WaPo: ““UPC abandoned me,” said Ed, a recently retired tortilla distributor who paid as much as $1,930 a year to UPC for insurance. “I never missed a payment. I expected them to do what they said in my contract: return my house to what it was the day before hurricane hit. I never even got an inkling of that from these people and now I know why: They were going to go out of business.”
UPC, the ninth property insurer in Florida to go insolvent since 2021, and the largest to do so in 15 years, left many of its Florida customers in a similar nightmare, facing what is predicted to be a powerful hurricane season with still unfixed, hazardous homes, drained life savings and, in some cases, no insurance to protect them.
Suddenly losing their carrier while still in the thick of recovery was shocking to the Raggies, as well as other homeowners. But UPC’s collapse was long in the making — and is one of the most glaring examples of how, in the age of climate change, Florida’s insurance system has been failing to protect residents after they endure a major disaster….

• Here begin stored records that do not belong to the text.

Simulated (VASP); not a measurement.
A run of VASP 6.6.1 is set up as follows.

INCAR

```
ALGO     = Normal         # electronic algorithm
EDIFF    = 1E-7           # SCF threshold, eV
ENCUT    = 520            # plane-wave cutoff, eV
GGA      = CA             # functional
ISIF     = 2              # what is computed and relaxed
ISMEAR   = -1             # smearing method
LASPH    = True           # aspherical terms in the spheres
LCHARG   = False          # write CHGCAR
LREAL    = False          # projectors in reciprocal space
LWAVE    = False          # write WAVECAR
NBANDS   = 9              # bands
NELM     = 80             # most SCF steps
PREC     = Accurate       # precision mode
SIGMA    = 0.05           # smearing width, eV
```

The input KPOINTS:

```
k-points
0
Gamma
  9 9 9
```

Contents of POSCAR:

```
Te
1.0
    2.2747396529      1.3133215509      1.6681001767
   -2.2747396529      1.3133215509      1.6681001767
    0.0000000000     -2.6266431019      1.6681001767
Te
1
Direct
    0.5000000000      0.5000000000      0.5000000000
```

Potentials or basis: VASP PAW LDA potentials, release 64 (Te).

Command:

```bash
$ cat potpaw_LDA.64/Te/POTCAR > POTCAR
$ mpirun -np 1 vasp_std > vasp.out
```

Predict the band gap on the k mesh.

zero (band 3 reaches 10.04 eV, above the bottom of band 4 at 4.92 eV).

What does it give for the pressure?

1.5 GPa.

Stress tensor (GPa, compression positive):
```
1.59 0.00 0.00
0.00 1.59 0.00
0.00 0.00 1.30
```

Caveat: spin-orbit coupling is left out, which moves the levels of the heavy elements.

Now, the state-run Florida Insurance Guaranty Association is responsible for trying to close 22,000 UPC claims, which will take more than a year and probably cost around $600 million, officials say. For the first time since Hurricane Andrew in 1992, the state has to levy an emergency assessment on nearly all Florida residents to help cover the cost of such a massive insolvency, further spiking homeowners’ rates.
While Florida residents are shouldering the burden of the insurer’s collapse, its former executives and shareholders are in better shape.”